I know this is a thorny old problem, but I'm having trouble resolving it.
Here's the set-up. I'm running Linux. The MySQL data directory (as configured in my.cnf) is /share/mysql/data/ because I was sharing the data between Linux and Windows on a dual-boot system. This set-up has been working fine for months.
Some time ago I stopped using and removed Windows. So today I decided that the /share partition should no longer be FAT32. I backup-up everything on it (just simply copied the files to another partition) reformatted as ext3 and copied everything back. Now mysqld won't keep running - ie, it starts up then immediately shuts down again - and I found a message in the mysqld.log file saying:
040508 11:10:24 mysqld started 040508 11:10:24 /usr/sbin/mysqld: Can't find file: 'host.MYD' (errno: 2) 040508 11:10:24 mysqld ended
But, the file host.MYD is definitely in the /share/mysql/data/mysql/ directory, although it appears to be 0 bytes (?).

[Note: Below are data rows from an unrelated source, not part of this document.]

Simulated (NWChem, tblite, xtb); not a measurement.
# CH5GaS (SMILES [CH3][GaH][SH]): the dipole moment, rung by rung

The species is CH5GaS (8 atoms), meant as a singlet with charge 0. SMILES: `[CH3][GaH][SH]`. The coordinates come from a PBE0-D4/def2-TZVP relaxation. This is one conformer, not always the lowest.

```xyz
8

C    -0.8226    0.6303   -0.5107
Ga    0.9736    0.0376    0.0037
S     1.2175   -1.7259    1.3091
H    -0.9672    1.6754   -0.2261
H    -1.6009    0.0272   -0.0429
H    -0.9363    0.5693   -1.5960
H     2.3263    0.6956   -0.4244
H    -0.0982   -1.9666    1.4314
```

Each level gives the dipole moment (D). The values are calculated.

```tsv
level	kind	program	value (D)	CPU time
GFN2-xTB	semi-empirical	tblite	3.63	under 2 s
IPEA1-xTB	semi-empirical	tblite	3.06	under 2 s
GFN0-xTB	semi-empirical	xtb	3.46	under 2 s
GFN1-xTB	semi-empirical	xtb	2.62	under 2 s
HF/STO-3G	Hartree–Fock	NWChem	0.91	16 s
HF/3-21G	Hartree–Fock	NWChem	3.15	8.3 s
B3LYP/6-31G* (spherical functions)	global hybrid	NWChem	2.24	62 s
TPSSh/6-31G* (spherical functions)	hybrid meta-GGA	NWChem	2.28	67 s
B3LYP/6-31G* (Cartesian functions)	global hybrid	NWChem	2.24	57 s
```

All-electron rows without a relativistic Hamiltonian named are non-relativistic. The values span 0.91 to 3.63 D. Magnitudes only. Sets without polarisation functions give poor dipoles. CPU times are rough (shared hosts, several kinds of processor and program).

I figured this might be a file permissions error, so I've tried changing the owner for all the mysql files to 'mysql' (group is currently 'root') and permissions are 755. This hasn't solved the problem.
Any ideas would be most welcome.
@+ Steve
Steve:
Check to see if mysqld is correctly reading your my.cnf, and that no other --datadir option gets passed on the command line before my.cnf is read. The easiest way to do it is to add debugging messages to mysqld_safe script (safe_mysqld in the older versions).